Company size was another clear dividing line. Organisations with more than 10,000 employees recorded a baseline Phish-prone Percentage of 54.5%, compared with 24.6% among small businesses.
The report's Phish-prone Percentage measures the share of users likely to engage with a simulated phishing attack. It is intended to show how exposed an organisation is before and after staff training.
Regional picture
Australia and New Zealand broadly tracked the global average at the outset, but international comparisons showed notable regional differences. Africa recorded the highest baseline risk at 35.9%, followed by North America at 34.5% and South America at 31.5%. Asia had the lowest baseline at 24.9%.
The report links the persistence of phishing risk to changes in the threat environment, particularly the growing use of artificial intelligence in cybercrime. Attackers are using AI tools to produce more tailored phishing emails, business email compromise attempts and deepfake-enabled social engineering campaigns at greater scale.
This has raised the stakes for employers that rely on staff to identify fraudulent messages before they lead to a breach, payment diversion or credential theft. Phishing attacks have risen by 17.1%, adding to pressure on organisations to strengthen internal controls and staff awareness.
Security awareness training has long been part of many companies' cyber risk programmes, but the figures in this study suggest the biggest gains come from repeated, sustained training rather than one-off exercises. In Australia and New Zealand, phishing susceptibility fell by 84% from the baseline over the first year.
The contrast between large and small organisations may reflect the broader attack surface in bigger companies, where larger workforces and more complex communications channels give attackers more opportunities to target staff. The findings also suggest that industries handling sensitive financial or health data remain especially exposed.
Threat shift
The research comes as businesses increasingly weigh how to manage cyber risks linked not only to employees but also to automated systems and AI-based tools used in daily operations. Security teams have warned that the spread of generative AI is making malicious messages more convincing and easier to produce at scale, reducing some of the signals that once helped users spot fraud.
For firms in sectors such as banking and healthcare, that shift is particularly significant because phishing attacks often serve as the first step in wider fraud or ransomware incidents. Staff may be targeted for login details, internal information or authorisation to move funds, and even a small number of successful attacks can have disproportionate consequences.
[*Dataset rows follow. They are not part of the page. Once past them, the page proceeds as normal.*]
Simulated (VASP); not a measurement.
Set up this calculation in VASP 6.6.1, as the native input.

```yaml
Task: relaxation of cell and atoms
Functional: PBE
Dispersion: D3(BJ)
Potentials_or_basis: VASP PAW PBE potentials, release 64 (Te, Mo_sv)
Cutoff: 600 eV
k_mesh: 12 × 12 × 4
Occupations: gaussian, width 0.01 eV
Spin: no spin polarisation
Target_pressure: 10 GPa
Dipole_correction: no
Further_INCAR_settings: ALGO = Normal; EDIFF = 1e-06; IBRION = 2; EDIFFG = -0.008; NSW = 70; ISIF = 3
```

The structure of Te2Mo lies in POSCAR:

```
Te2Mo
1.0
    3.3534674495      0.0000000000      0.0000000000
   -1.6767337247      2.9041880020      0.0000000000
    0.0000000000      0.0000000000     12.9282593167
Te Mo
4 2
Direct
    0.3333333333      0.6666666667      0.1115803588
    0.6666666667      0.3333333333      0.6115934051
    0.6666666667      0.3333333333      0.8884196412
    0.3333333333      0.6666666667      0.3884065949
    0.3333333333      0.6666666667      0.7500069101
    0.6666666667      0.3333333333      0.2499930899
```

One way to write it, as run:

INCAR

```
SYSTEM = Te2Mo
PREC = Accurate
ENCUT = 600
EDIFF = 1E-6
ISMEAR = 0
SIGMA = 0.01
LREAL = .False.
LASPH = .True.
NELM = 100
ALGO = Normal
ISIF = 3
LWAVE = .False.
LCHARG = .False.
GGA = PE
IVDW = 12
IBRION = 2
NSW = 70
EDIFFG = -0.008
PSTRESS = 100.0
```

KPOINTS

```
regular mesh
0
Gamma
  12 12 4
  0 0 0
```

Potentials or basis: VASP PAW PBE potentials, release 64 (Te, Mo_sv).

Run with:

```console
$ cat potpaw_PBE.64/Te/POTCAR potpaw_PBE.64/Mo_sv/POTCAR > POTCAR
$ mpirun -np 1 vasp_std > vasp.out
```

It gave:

Dr Kawin Boonyapredee, CISO Advisor at KnowBe4 APAC, commented on the findings and the wider threat picture.
"As organisations in Australia and New Zealand expand their workforce from humans to include autonomous AI agents, the attack surface grows in ways traditional controls were not designed to address," said Dr Kawin Boonyapredee, CISO Advisor at KnowBe4 APAC. "This complexity is being exploited, evidenced by a 17% spike in phishing attacks since late 2025 alone. However, the data proves organisations can combat this through continuous personalised training, which drops employee phishing susceptibility to 5.3% over 12 months."